Source: City Center transcript. Entered onto disk by Jose Escobar, 1997. Transcript checked against tape and made verbatim by Nigel Edmonds and Bill Redican (9/28/00).




File name: 70-07-28: How To Understand Rituals And Precepts

Wind Bell: Teachings from the San Francisco Zen Center, p. 39, (Verbatim)

Date changed to match the day of the week, if it was a Sunday talk.


This evening I want to talk about some problems you have when you come to Zen Center. And you understand why we practice-- zazen practice, pretty well. But why we observe this kind of ritual-- rituals, is maybe rather difficult to understand why. Actually, it is not something to be explained [laughs] so well. If you ask me why we observe or why I observe those rituals, you know, without much problem is difficult to answer.

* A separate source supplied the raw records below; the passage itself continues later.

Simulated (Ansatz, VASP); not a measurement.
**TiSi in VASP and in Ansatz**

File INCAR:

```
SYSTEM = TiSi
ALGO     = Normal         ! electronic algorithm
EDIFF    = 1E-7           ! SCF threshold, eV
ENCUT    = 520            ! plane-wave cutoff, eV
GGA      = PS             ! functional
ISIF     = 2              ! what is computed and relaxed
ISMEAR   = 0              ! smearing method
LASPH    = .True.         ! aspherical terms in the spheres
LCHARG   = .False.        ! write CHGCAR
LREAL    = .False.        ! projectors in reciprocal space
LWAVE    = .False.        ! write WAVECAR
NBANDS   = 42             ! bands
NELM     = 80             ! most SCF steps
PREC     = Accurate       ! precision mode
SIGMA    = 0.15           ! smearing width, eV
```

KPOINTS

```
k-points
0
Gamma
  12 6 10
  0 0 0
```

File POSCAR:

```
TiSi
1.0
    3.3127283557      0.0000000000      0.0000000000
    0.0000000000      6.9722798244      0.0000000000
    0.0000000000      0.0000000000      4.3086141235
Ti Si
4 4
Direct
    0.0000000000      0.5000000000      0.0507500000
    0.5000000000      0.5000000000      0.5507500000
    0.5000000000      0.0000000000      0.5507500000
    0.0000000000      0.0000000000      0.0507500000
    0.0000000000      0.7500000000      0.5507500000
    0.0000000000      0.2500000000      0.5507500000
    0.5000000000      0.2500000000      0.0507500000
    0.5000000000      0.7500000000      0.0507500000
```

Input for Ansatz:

But first of all, why I do it is because-- because I have been doing for a long time [laughs]. So for me there is not much problem [laughs, laughter]. So I-- I tend to think that because I have no problem in observing my way, there must not be problem-- so much problem for you [laughs]. But actually, you are an Amer- -- you are Americans, and I am Japanese, and you have been-- you were not practicing Bud- -- Buddhist way, so there must be various problems [laughs].

So this kind of problem is almost impossible to solve. But if you, you know, actually follow our way I think you will reach-- you will have some understanding of our rituals. And what I want to talk about is actually about precepts, you know.

But precepts for me is also include rituals. And when we say “precepts,” it-- it is actually another name of our zazen practice. For us, zazen practice and observation of rituals are not different-- two different things. How to observe our rituals is how to observe our precepts. The way we observe, and the idea of observing practice or rituals are actually same. And our practice, especially as a-- as Soto school, put emphasis on our everyday life, including rituals, or eating, or way of going [to] restroom, or bathroom [laughs] too. All those things are included in our practice.

So the way we practice zazen, the-- the way we practice rituals, and the way we-- way of life as a Buddhist or Zen student is fundamentally the same. But when we talk about our way of life or rituals, you know, actually you face to some rules. Rules of life will be, you know, rules of observing prec- -- ceremony is rituals. And rules of-- in our everyday life is our precepts.

So we-- we have, you know, here we have the idea of rules. When we say “precepts,” precepts means some rules usually, but that is just a superficial understanding of rituals-- precepts. Precepts is actually-- expression of our true nature is precepts. And how we express our true nature is always according to the place or situation under which you live. So to practice zazen is to be yourself, you know, on your black cushion, and to observe our precepts is just to be yourself. And how we observe our rituals [is] to be with people in Buddha hall.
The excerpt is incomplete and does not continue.